Since Athens missed a debt payment to its creditors and
Greek voters rejected tough conditions for further bailouts, the euro has
retreated from its mid-June highs of $1.14, but there has been no panic
selling. One reason is expectations the ECB will take action, including more
quantitative easing, to stabilise the market.
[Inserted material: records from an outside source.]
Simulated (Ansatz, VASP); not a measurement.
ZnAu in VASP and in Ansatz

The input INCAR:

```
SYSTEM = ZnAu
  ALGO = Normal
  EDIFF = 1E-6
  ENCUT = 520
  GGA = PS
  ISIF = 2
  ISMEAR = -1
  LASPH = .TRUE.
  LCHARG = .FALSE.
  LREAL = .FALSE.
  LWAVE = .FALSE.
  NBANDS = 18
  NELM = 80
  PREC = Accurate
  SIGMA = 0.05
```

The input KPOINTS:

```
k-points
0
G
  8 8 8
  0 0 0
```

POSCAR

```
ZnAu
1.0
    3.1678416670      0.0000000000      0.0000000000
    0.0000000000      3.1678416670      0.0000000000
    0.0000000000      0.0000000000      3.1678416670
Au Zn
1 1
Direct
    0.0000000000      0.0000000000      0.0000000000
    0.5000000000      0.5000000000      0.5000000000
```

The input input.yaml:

Against the dollar, the euro was down 0.9 per cent at
$1.09605, a one-week low, with a drop below $1.0955 set to take it to its
lowest in more than a month. The dollar index rose 0.7 per cent to 96.903, a
one-month high.
"It is a drift lower for the euro," said Jeremy
Stretch, head of currency strategy at CIBC World Markets. "The markets are
reasonably relaxed at this stage because they believe the ECB will step in to
take action to contain any contagion, should Greece step out of the
union."
Despite the euro's resilience, Greece's future in the euro
zone and its fiscal woes cloud the currency's long-term prospects, analysts
said.
Meanwhile, commodity currencies fell sharply, with the
Australian dollar hitting a six-year low as Chinese stock markets went into a
tailspin while oil-rich Norway's crown struck a six-month low after a sell-off in
crude oil.
The Australian dollar, which is a proxy for Chinese
investments, fell 0.9 percent to $0.7425, with a drop in iron ore prices also
weighing, traders said. The New Zealand dollar also hit a five-year low of
$0.6620.
The Norwegian crown fell 0.7 per cent against the euro to
8.9964 crowns, its weakest since mid-January. The Canadian dollar, which also
has a strong correlation to oil, hit a three-month low of C$1.2708 against its
US counterpart .
"The drop in crude oil over the past week has
materially weighed on the Canadian dollar," ING analysts said in a note.
"The domestic outlook has also failed to lend support;
the soft GDP print and disappointing second-quarter business outlook figures
have increased the pressure on the Bank of Canada."